You tell the story of his friends.
Because this is not really a story about Dick Russell ‘60 LAS and his career as an operative for the Central Intelligence Agency. It is, rather, a story about friendship - in this case, the bond between Russell and his Kappa Sigma fraternity brothers, particularly Don Boodel ‘58, the ringleader, but also Charlie Coane ‘62 MEDIA (“the ad man”), Al Carlson ‘60 (“the tight-fisted Swede”) and others. These friendships might appear deceptively casual - the occasional phone call or a shared meal when work brought one to the other’s territory. But many years later, when Russell was brought low, these are the friends who rallied around him, the friends who are forever changed by his experience.
A ‘character’ on campus
For the most part, the men in this story were typical Midwestern, suburban, teenage boys of the late 1950s. They met on the cusp of adulthood as pledges of the Kappa Sigma social fraternity on the University of Illinois campus.
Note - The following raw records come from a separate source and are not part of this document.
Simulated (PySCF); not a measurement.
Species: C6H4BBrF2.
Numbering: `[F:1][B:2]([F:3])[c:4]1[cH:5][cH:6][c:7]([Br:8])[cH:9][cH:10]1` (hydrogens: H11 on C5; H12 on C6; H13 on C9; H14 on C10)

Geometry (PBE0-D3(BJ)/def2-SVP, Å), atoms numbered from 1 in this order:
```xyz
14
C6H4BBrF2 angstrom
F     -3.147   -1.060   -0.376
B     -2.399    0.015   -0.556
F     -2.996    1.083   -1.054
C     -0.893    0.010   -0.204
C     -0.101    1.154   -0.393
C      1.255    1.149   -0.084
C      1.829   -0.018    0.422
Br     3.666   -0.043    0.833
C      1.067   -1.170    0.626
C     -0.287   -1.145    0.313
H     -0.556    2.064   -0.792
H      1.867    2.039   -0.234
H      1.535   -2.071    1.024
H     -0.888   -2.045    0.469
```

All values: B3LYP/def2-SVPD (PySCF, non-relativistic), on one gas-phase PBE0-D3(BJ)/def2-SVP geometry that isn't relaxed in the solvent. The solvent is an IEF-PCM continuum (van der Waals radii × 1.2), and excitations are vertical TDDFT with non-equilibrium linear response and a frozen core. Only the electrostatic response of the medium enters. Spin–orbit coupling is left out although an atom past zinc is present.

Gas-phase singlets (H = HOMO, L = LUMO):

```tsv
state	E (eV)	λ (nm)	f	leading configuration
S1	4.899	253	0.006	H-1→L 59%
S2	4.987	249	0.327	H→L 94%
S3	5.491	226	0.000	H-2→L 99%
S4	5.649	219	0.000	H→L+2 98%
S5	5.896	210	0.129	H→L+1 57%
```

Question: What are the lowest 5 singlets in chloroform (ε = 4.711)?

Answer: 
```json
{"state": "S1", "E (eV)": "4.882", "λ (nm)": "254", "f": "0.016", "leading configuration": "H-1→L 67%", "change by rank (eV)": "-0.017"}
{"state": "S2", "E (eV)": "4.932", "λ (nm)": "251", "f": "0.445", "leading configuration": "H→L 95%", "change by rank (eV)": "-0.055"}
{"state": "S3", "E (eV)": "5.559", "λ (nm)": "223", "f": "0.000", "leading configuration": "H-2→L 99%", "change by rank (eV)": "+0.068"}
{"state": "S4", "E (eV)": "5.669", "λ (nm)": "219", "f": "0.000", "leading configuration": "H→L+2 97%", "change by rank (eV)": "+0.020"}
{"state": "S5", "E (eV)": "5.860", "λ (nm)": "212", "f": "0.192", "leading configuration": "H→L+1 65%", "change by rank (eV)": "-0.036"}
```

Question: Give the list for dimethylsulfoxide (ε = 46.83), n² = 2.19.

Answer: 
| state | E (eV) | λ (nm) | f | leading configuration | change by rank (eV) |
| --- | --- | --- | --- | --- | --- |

Although Boodel (pronounced “boo-DEL”) left the University before graduating, he was and still is the glue that joins them (as well as nearly 100 other friends).
“I have this motivation to keep people together,” he says.
As a student, Russell’s thick black hair, perpetually flushed face and Paul Newman-blue eyes were not enough to make him stand out in the crowd. But soon, the fraternity brothers realized Russell was a certifiable “character.”
“Sometimes we’d hear a ‘flip-flop’ in the hall; he’d be in swim fins with a face mask and snorkel, walking to the shower,” says Coane (pronounced “co-AYNE”) of Russell, “a towel around his waist at best. And we thought, ‘Why not?’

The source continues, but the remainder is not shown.